The Phunion is still recovering from the New Years Run at MSG, so we present our first ever guest post, from the good folks at Crushington State University.
Crushington State University, arguably the most reputable rage-tastic vintage modern, non-scholastically enhanced university on Phish Tour, has recently applied for certification from the Supreme North American Accreditation Rage Council. This is a big step for the storied Institution that was founded in 1902 by William T. Bagley after an important and historic expedition to Mount Shasta, California.
As the story goes, during a toning session, the Lemurians that he met there had imparted some incredible wisdom to him that subsequently led to the discovery of the parallel universe where this establishment of higher learning currently exists. Within Mount Shasta, Dr. Bagley found a cave that reportedly went on for “as long as the longest wheat noodle that universe would permit”. This led to the opening of what could be interpreted as an inner world of planet earth coupled with a parallel universe. Upon coming to the light at the end of the 720 mile cave system, he was greeted by a sight that was “more beautiful than the most grand thing that had ever spread grace to mine eyes as though it were spread as butter from the heavens”. What he saw was a beautiful town waiting to be born. New Jerruschessets sat there staring back at him. He emerged on the summit of Mount Crushmore, the parallel universe counterpart of Mount Shasta.
Promptly after the university was created, Bagley disappeared leaving behind a note suggesting that he had gone to an older sister university to continue on his path for knowledge and understanding for the mysteries that this planet and its inner counterpart hold. There are still stories on campus that he comes back to check on CSU from afar. Every once and awhile students and faculty both will see lights on the the top of Mt. Crushmore. As legend has it, that is Bagley looking over the quaint world that he had created.
Today, Mount Crushmore proudly looks over the campus today as it has for eons before, holding space for Crushington States initiates to safely study the ancient ways of crushing it.
Seeking accreditation from the Supreme North American Accreditation Rage Council (SNAARC) is no small task, and involved a great deal of paperwork, bacon, and a demonstration of rage skills over the course of Crushington’s existence.

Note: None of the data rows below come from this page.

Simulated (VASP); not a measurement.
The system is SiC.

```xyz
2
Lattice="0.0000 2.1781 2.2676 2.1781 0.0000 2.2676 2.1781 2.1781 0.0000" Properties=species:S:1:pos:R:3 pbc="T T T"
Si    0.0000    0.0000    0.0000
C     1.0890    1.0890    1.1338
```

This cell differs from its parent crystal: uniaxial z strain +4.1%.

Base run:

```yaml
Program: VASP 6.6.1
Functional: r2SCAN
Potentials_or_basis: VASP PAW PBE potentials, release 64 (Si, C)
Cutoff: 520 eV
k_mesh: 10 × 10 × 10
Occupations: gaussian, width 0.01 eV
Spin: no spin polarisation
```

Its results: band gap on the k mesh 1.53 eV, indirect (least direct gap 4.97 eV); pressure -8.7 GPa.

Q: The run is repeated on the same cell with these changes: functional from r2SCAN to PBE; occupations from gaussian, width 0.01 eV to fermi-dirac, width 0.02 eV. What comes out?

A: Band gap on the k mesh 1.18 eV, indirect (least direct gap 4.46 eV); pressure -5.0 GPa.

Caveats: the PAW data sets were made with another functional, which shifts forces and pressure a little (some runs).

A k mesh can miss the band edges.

Crushington feels that they have earned this accreditation due to prophecy from a book-”The Crushinomicon”- that Will T. Bagley found in 1878, which said: “The day shall come when a university shall be hoisted on the shoulders of many and the face shall be raged. From the face of man shall come a school that will be recognized in scholarly tradition. But because of its unparalleled nature, recognition will be unable to be posited. It is then that the children of the face shall rejoice with thine meager flocks to the shores of the Baltic Sea and add another trophy to the hall of non-consequence” (Rageverb 18:7)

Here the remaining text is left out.